25 January 2025, 23:49
Relatives claim fabrication of criminal case against Chechen resident
Khamidulla Yapov, a resident of Chechnya, has served two sentences for his links with Chechen militants in 1999-2000; but after his terms were over, he was charged with new accusations.
The “Caucasian Knot” has reported that in March 2012, the Supreme Court (SC) of Chechnya sentenced Yapov to 14 years of freedom deprivation within the case of the death of 84 Pskov paratroopers in the battles near Ulus-Kert in the Argun Gorge of Chechnya in 2000. In December 2024, it became known that Yapov was arrested again.
The 50-year-old Yapov was to be released from colony on December 13, 2024, but law enforcers detained him right in the colony by bringing new charges against him – involvement in an armed mutiny, banditry and an attempt on militaries’ lives, the “Memorial” Centre for Human Rights Defence* has reported.

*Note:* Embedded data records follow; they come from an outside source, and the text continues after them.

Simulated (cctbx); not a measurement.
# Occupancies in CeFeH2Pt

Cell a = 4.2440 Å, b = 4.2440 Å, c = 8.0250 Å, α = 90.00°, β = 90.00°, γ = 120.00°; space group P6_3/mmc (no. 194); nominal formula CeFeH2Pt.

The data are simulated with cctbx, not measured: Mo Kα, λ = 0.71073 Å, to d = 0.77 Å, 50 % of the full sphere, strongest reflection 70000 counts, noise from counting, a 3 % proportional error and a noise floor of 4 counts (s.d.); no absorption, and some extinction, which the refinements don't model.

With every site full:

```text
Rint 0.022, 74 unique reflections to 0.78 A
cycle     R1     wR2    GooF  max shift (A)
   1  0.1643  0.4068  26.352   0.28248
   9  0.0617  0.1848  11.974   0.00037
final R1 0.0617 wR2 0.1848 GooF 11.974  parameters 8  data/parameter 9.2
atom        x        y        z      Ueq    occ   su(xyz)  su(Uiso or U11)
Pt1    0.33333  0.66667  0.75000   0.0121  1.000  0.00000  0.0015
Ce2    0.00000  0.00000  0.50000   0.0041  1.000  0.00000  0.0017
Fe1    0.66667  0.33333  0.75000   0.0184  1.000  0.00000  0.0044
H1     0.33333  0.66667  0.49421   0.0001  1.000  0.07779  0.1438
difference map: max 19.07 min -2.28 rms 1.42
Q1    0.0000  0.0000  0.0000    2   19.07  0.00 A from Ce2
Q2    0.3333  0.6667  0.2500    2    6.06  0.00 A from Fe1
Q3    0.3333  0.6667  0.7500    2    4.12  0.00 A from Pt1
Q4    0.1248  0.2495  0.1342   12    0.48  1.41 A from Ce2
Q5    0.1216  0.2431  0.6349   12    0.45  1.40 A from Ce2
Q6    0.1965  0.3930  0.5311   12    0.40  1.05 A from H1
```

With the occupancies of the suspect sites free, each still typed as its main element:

In 1999, Khamidulla Yapov, a native of the Stavropol Territory, joined the Chechen militants fighting against the Russian federal forces. In the spring of 2000, he left their ranks and turned himself in to the FSB (Russian Federal Security Service), hoping for amnesty. Then, Yapov was arrested, and in 2000 the court sentenced him to four years on charges of participating in an illegal armed formation (IAF). In December 2002, he was released before term, moved to Moscow and went into business.
In December 2010, law enforcers took Yapov and transported him to the Grozny SIZO (pre-trial prison) along with new charges – within the case of the attack on the Pskov paratroopers committed on February 29, 2000. He was charged with banditry, attempts on militaries’ lives and terrorist activities. The charges were based on dubious evidence, and the trial went on with serious violations, human rights defenders then noted. Yapov claimed that he was forced to confess under torture.
The new charges brought against Yapov concern a clash near the village of Chervlyonnaya in the Shelkovskoi District on October 4, 1999. At that time, Shamil Basaev’s and Amir Khattab’s groupings attacked servicemen of the Russian Ministry of Defence (MoD), killing 15 and wounding 28 of them.
A “Memorial”* source has noted that criminal cases against former militants, including those who had voluntarily surrendered, are fabricated according to the same scheme; and Yapov is far from being the first to be charged again. “In this way, Russian law enforcement bodies … are efficiently depriving people of the chance to ever return to normal life at large,” the source has stated.
*As reported on the website of the Ministry of Justice (MoJ), the reason for including on March 1, 2024, the unregistered "Memorial" Centre for Human Rights Defence (CHRD) into the roster of foreign agents was the spread of "inaccurate information aimed at creating a negative image of the Russian Federation, as well as the Russian Armed Forces."